Google targeting all the world's content and all your information

Google has been rightly called to task for its disingenuous “do no evil
Written by Donna Bogatin, Contributor
Google has toned down the use of its much derided “do no evil” slogan; Schmidt and company, however, continue to fly their “organize the world’s information” flag.

Google has been rightly called to task for its disingenuous “do no evil” formula. As we embark on this changing of the seasons perhaps it is also time to change our tune on Google’s celebrated mission to make “universally accessible and useful" the world’s information they have “organized.”

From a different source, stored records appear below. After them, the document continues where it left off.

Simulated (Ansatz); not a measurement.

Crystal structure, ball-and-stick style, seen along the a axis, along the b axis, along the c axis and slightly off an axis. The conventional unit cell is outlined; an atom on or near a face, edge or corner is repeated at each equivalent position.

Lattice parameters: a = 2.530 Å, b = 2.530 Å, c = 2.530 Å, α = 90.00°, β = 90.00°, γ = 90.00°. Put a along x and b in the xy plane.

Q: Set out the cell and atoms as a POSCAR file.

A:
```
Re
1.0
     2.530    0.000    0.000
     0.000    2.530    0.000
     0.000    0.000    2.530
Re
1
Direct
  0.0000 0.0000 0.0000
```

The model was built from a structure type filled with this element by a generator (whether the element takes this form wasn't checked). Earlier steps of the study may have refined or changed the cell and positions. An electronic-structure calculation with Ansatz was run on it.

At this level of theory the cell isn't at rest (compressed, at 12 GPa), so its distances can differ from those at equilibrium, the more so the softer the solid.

As I put forth in “Google to Microsoft: Wolf in sheep’s clothing,” Google has an uncanny ability to make even its most calculated of competitive moves appear to be generous, friendly endeavors:

Google has a knack for launching (hoped for) category killer applications directly aimed at usurping existing market leaders’ positions with its reassuring “we’re not a competitive threat, we complement each other” mantra.

Google downplays its blatant incursions into competitors’ territories, while promoting its encroachment on the information and content of others.

Google CEO Eric Schmidt was beaming at the company’s Q2 2006 earnings conference call in July; his unbridled confidence in the power of Google to virtually master the world was palpable over the Internet. Schmidt started the conference call by extolling:

not just from an information perspective, but also from a monetization perspective… We don't see any signs of approaching any limits to this vision. The opportunities before us really are unlimited at this point.

What is the unlimited opportunity Schmidt is targeting? Google believes it is in its power and in its right to be master of the world’s content and ruler of the world’s advertising. According to Schmidt:

we said we are in the search business, so we need all of the information. We want to partner with people to get information so our search end users can see it. We're also in the advertising business, and we'd like to provide advertising services to people who have their own proprietary content. So depending on where we are in that spectrum, we either do an advertising deal or a content deal or a hybrid deal. But ultimately our goal at Google is to have the strongest advertising network and all the world's information, that's part of our mission.

Google is not simply posturing, it is all too serious. Google’s vision for Google Book Search speaks volumes. In “Google Library to world: give us 'all books in all languages,' free of charge” I cite Google on its goal of obtaining access to and ownership of every single book ever published in the world, cost-free to Google:

For Google, all the world’s information includes “all books in all languages.” Google aims to be the world’s single virtual depository for access to every single book in the world:

“Our ultimate goal is to work with publishers and libraries to create a comprehensive, searchable, virtual card catalog of all books in all languages that helps users discover new books and publishers discover new readers.”

How does Google plan on obtaining “all books in all languages”?

• Is it purchasing every single book in the world to compensate every single author in the world?
• Is it paying not-for-profit libraries for the right to obtain the books they have paid publishers to acquire?

NO. In today’s Google world, it is the Google way, or the highway. What is the Google content acquisition way? Obtain content cost-free and exploit others’ content to Google’s financial advantage.

Google not only publicly states its goal of acquiring access to and ownership of literally every single book in the world, it also publicly states its objective of obtaining and archiving literally every single piece of individuals’ personal information in the world. Schmidt confirmed last month at the Search Engine Strategies conference:

If you think about it, all the world's information includes personal information. Personal information is held in online word processing, online spreadsheets, online calendar, online email. If we can unify those in a way that's new and make them shareable, which indeed we announced we're doing; we're delivering the first versions of those products now. You all can test it and see if you agree with it. We think it has a really big impact on end users.

In “Google GMail personal data mining: Where is the outrage?” I highlight the privacy implications of Google’s stance that “the world’s information includes personal information”:

Millions of tech savvy individuals use, and are clamoring to use, Google’s Gmail, a system which openly states it data mines personal email communications, and sells ads against the personal data. According to Google:

Gmail is an experiment in a new kind of webmail, built on the idea that you should never have to delete mail…Use Google search to find the exact message you want, no matter when it was sent or received. Don't throw anything away. Over 2753.300749 megabytes (and counting) of free storage so you'll never need to delete another message.

While Google proudly proclaims it will never delete its users personal information, and asserts its right to commercially exploit such personal data, tech savvy Internet users willingly feed the Google personal data mining engine daily.

Is it a good thing for Google to be the master of all our information and of all the world's content?